Correspondence

1098.  EBB to Richard Hengist Horne

As published in The Brownings’ Correspondence, 6, 239–241.

[London]

Dec– 26– 1842–

My dear Mr Horne, while you are “screaming” & I am teazing, we must really be most agreeable company. When you are better you will tell me, I hope, whereabouts you are in the quarterly, [1] & will bear to hear me rejoice in your Euthanasia. [2] Oh that it were not a fragment! or that I had the contextuality thereof

 

Sinking in capacious rest

As a bird fills up its nest

Beautiful, beautiful! you are a true poet, Mr Horne .. & happily you are not a physician! I disown your philosophy though it be Platonic. I hope you have the theory of it all to yourself! There are only two cases in which I conceive the practice of it to be pardonnable [sic] .. one, the last stage of hydrophobic madness—& the other, such a chronic algia [3] of the Moral sense as is discoverable in the Prospectus you sent me. [4] What! Is God’s wisdom a name? Is our belief in it less than a name?– Can we not trust His providence & be led by His hand, faltering down the last steps of life?

For the rest I never talk blasphemies against “opiate-trances,” having an honest pleasure of my own in them as long as they are not unto death. [5]

The church, the church!– The absolute absurdity & impiety of talking of the church of England as the church in the prospectus of a work which implies the existence of Europe & America, wd be ludicrous if it were not most melancholy. Thus it is, that the great ‘all hail’ [6] of Christianity is cast out of literature & poetry, because it is first desecrated by the barbarous provincial aspirate & intonation of this sectarianism! It makes me sick & weary to think of it– I wonder sometimes if the gospel of John & the memory of the Saviour Christ can be in the world!–

Whenever you have done screaming & can write to me dear Mr Horne, by grace of Miss Pardoe & with no inconvenience to yourself, I beg you to give me your advice. I wish to publish a volume of miscellaneous poems––a volume of some two hundred pages perhaps, more or less, & rather more than less. Would anybody, do you think, take my copyright without being paid for it? “O times & customs” [7] —it is enough to make one quote latin to have to ask such questions! Who is the most poetical bookseller of yr acquaintance? What is the least worse thing to do?

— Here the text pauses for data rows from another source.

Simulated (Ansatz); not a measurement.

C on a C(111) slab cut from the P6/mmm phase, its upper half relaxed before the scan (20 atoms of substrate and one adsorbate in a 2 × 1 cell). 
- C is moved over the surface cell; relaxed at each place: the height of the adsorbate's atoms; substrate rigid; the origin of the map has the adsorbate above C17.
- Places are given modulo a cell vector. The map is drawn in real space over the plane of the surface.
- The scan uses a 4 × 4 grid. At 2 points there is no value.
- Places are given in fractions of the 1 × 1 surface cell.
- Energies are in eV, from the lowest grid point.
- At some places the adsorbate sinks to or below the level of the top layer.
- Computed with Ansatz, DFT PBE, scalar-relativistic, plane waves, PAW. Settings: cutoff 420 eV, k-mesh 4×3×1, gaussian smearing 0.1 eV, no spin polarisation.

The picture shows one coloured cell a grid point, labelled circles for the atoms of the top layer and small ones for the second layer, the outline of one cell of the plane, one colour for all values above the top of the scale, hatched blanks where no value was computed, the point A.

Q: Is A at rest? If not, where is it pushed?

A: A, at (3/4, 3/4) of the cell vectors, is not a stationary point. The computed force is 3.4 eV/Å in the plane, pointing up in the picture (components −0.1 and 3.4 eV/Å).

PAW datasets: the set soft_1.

I return Euthanasia [8] as you command.

Ever yours

EBB–

Address: R H Horne Esqre / 36– New Broad Street / City.

Publication: None traced.

Manuscript: R.H. Taylor Collection.

1. Presumably his article in The Church of England Quarterly Review on Albertus Magnus (see letter 1116).

2. See note 8 below.

3. “Pain.”

4. We have been unable to find any trace of this prospectus; nothing dating to this period is listed in The Euthanasia Controversy 1812–1974: A Bibliography (C.W. & D.S. Triche, 1975) or under the heading of euthanasia in R.A. Peddie’s Subject Index of Books Published Up To and Including 1880 (1962).

5. Numbers, 35:25.

6. III Henry VI, V, 7, 34.

7. Cicero, In Catilinam, I, ii, 1. EBB’s query relates to Poems (1844).

8. Buxton Forman made the following transcript of the enclosure, since lost; it was not printed in The Church of England Quarterly and we have not located publication of it elsewhere.

Euthanasia

x x x x x x x x x

Physician! strong of mind as tender hearted,

Let not the body ere its soul hath parted,

Linger in agony, and at death’s porches

Reel blind, with frantic arms that toss like torches!

But, when its final hours are come,

Lull all its being for the tomb,

And let a gentle opiate-trance

Prelude the long dream’s cold romance;

So that no pangs the sense invest,

Sinking in capacious rest,

As a bird fills up its nest;

And, absorb’d, ray after ray,

As night steals, mingling, over day,

Flowing melt, and melting fade,

Soft as autumn-evening’s shade,––

The last that quivers o’er the spray.